A former employee provided enough evidence of a male supervisor’s sexual conduct toward him and of inadequate action in response to his complaints to justify a same-sex harassment verdict against his employer, a federal appeals court on January 19. (Cherry v. Shaw Coastal, Inc., No. 11-30403 (5th Cir. Jan. 19, 2012).

The employee John Cherry worked on a survey crew with two other men, both of whom were supervisors (Scott Thorton and Michael Reasoner).

The lead man, Reasoner, engaged in ongoing sexual banter and behavior directed at Cherry, including (1) repeated requests that Cherry remove his clothes on the job; (2) brushing and touching (including once on Cheery’s buttocks, and multiple times in his hair); (3) propositioning and other explicit sexual comments via text messages. In one instance, “In late May, Reasoner asked Cherry to stay over at his house rather than going home after a long drive. When Cherry declined, saying that he did not have a change of clothes, Reasoner said, ‘You don’t need to wear any clothes. You can wear my underwear.'”

Cherry’s complaints to the project manager and to human resources at first met with no response. While he was eventually allowed to transfer teams, the harassment did not stop and a company investigation led to no action being taken to correct the situation.

Cherry resigned, filed a lawsuit and ultimately won a $500,000 jury verdict. The district court, nonetheless, entered judgment for the company, holding that Cherry failed to prove any of his clams as a matter of law.

Reversing the district court, the Fifth Circuit said Cherry “presented more than sufficient evidence” to prove Reasoner’s harassment was sexual in nature. The text messages alone could be taken as explicit sexual propositions, the court said. Reasoner’s physical touching of Cherry was “apparently offensive enough” that Cherry’s immediate
supervisor, “having witnessed the behavior, felt compelled to complain” to upper management, Judge Eugene W. Davis wrote.

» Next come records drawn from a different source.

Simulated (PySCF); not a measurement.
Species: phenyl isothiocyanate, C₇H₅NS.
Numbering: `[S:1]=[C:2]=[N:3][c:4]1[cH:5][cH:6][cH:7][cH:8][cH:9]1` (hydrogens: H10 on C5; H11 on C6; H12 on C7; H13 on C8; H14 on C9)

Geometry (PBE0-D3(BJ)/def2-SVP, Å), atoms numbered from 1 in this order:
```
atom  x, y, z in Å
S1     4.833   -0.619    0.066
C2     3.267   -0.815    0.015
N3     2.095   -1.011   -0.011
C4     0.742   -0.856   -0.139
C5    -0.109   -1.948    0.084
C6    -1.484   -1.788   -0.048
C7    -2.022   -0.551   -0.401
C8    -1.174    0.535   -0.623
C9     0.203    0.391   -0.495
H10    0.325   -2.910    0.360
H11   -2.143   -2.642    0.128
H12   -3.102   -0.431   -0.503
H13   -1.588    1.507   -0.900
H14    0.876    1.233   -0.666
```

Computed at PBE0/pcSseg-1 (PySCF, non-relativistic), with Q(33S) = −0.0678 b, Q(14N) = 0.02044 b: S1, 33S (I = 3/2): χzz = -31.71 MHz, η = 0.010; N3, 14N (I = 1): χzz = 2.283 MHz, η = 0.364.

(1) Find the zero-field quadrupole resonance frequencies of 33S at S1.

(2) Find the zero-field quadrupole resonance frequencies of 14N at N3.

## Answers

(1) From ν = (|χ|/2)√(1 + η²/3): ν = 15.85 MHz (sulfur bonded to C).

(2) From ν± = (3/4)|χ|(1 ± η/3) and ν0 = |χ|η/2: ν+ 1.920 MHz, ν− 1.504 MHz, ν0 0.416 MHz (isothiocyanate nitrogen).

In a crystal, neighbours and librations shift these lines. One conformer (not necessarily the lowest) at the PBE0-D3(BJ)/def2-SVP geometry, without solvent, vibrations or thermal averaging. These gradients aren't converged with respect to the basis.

The evidence also was sufficient for a reasonable jury to find the conduct was “severe or pervasive” and that Shaw’s lack of prompt response, despite the “concrete proof” of the text messages, makes the employer liable under Title VII, the court said. “The human resource staff’s decision not to act because of ‘insufficient evidence’ could reasonably
be interpreted as a failure to take remedial action,” the Fifth Circuit said.

Shaw Coastal, however, cannot be held liable for punitive damages, as it had a written policy providing “a clear procedure” for addressing sexual harassment claims, the appeals court said. “Although its response here was far from prompt, it did ultimately respond to Cherry’s complaints by ensuring that he and Reasoner would no longer be on the same survey team,” the court said. It found that the company’s behavior “did not rise to the level of malice or reckless indifference” necessary for punitive damages under Title VII.   01.23.2012.